Some where in my past God blessed me with a friend who sparked me to defy him at every turn (not the first of his kind, but the most dramatic). Well maybe that was my own hurt and brokenness at the time… BUT needless to say he was a challenge. Married to an AMAZINGLY beautiful woman with 2 cuter than cute boys, I found myself asking God WHY would I go to him for dating advice? I mean he knows nothing about the current single scene and where to go to meet people…. But still the impression was there… ASK NICK. Insert rebellious Deep SIGH here… and I began my quest to even SEE if Nick still lived in the area.
Through an amazing 3 hours of conversation, Nick brought me some incredible insight into motivation, purpose, relationships and finally RISK. Or more specifically what would happen to me if I DID risk more. Nick challenged me to think bigger broader more risk more unbelievable more extraordinary… Then I went to see a new Counselor. Someone I wanted to push me and challenge me and help me get out there and DO SOMETHING. Unlike my current counselor who just tells me how amazing I am, loves on me, lets me talk forever, and seems to bless or approve ANY choice I make. So I wanted a challenger, one who would help me dig deeper into the things that were really REALLY holding me back.
So the new counselor tells me (and this is during session #2 mind you): that things are as the are, they suck, there’s not a lot of quality single men out there, the options are not worthwhile, she said SHE would never get married again, there are no groups of singles out there looking to spend quality time anymore… and the best part that what I am looking for does not exist because people are too busy to get together. She also threw in for good measure that I can make my own destiny, but use the current structure of things out there in the world to get connected to people. Specifically, looking at my hobbies and what I like to do and join some of those groups: beading, scrapbooking, bible studies, walking groups, etc.

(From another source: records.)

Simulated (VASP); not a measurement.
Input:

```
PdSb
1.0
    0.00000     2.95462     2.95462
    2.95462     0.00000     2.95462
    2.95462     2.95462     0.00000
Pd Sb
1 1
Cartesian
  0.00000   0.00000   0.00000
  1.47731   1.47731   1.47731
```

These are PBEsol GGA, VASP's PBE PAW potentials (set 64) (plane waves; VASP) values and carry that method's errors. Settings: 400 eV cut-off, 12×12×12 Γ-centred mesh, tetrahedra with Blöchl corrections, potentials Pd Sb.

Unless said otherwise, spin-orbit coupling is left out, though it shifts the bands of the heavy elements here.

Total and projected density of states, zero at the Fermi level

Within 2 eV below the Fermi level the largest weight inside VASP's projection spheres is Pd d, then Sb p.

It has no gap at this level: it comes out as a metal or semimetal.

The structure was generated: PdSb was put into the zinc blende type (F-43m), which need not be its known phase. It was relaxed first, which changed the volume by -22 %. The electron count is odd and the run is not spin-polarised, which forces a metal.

Some how that seems boring to me. I know I shouldn’t judge, but it doesn’t inspire excitement and joy and a desire to GO OUT AND FIND!!! But there are moments when I can’t help but feel there is something greater for me than that. That there IS a community out there that will allow me to be me, that there are people still doing things and being real and caring about each other either in church or as Christians or SOMETHING.
I am constantly fighting between accepting the mediocre and striving for the extraordinary. The mediocre is what I can see, imagine, embrace, try, test, experiment; while the extraordinary seems to be a BIG idea, beyond what there is, extending to the unknown, involving the masses, and networking groups from far and wide. But why don’t I try that? Why don’t I start something, try something, connect one dot at a time… The answer was there before I wrote the sentence. I am afraid. I fear all the usual suspects: rejection, failure, humiliation, and unknown.
What if What if What if… seems to be the choir of my undoing. How do I begin the adventure into the great unknown when I fear even imagining what I could do or be? How do I begin if all the voices in the committee insist that I am not that special? Why would I be able to make something work that no one else has? What makes you think that you are more capable than all the others of making stuff happen? Why would people do what you want? Why would you be a draw? There is nothing special, unique, cool, exciting, loveable, attractive, extraordinary, special, likeable, enticing, sparkly, smart, hip, energetic about me that would inspire people to come together.
There seems to be this inspiration in me that I am supposed to “start” something or DO something with singles. I mean I have time, I have skills, I have the want to… but where do I start and what does that look like?